Another year, another disaster at the Federal Emergency Management Agency.
The federal agency known for botching disaster relief accidentally overpaid upwards of $177 million to hurricane victims that could have instead been covered by their personal insurance.
That’s according to a new report by the Department of Homeland Security’s Inspector General, which reviewed disaster relief payments made by FEMA between 2004 and 2005 to victims of Hurricane Katrina and Hurricane Wilma.
During that time period, the federal government handed out a total of about $4.4 billion in assistance. The auditors said the agency did an “inadequate” job of evaluating who was eligible to receive funds. The agency did not check who was covered by their personal insurance -- a mistake that is costing taxpayers nearly $200 million in unnecessary expenses.
What’s worse—the IG said that FEMA knew about these deficiencies in its insurance review process but did not correct them. Since 2010, the auditors said the agency was aware of “potentially significant issues with insurance adjustments relating to disaster assistance in 2004 and 2005."
The auditors suggest that FEMA tries to recoup the funds, though it may be difficult given how long ago the payments were made.

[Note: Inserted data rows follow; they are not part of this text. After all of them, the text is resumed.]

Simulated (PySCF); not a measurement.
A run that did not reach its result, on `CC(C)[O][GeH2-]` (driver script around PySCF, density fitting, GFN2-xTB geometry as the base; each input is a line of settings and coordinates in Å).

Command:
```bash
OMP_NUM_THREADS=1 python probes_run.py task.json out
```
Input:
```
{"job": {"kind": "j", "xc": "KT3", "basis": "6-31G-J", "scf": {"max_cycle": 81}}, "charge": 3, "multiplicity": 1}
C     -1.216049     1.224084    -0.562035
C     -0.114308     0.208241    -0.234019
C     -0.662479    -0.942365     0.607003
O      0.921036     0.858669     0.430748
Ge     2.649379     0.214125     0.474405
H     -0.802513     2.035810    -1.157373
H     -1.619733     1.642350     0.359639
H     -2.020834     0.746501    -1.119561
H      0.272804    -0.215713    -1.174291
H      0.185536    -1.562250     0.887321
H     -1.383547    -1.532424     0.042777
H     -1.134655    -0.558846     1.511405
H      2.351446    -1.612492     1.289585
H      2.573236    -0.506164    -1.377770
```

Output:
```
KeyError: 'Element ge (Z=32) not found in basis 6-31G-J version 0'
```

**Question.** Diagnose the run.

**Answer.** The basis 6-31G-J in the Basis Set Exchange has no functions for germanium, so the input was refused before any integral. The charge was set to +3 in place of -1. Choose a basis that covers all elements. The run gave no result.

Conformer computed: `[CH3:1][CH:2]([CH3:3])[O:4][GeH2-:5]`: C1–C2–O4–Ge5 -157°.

FEMA is already trying to recoup other funds from Hurricane Katrina that were misused or abused. Earlier this year, the auditors found that $4.7 million in federal grants given to Hancock County, Mississippi have either not been used appropriately or not been used at all. The agency severely botched disaster relief during Hurricane Katrina, erroneously handing out millions in disaster relief to the wrong people. Several years after the storm, FEMA asked recipients of the money to return it to the government—long after it had been spent.
The same thing happened during Hurricane Sandy in 2012. Now the agency is again in the complicated process of trying to recoup around $5.8 million dollars that it paid accidentally to people more than two years ago.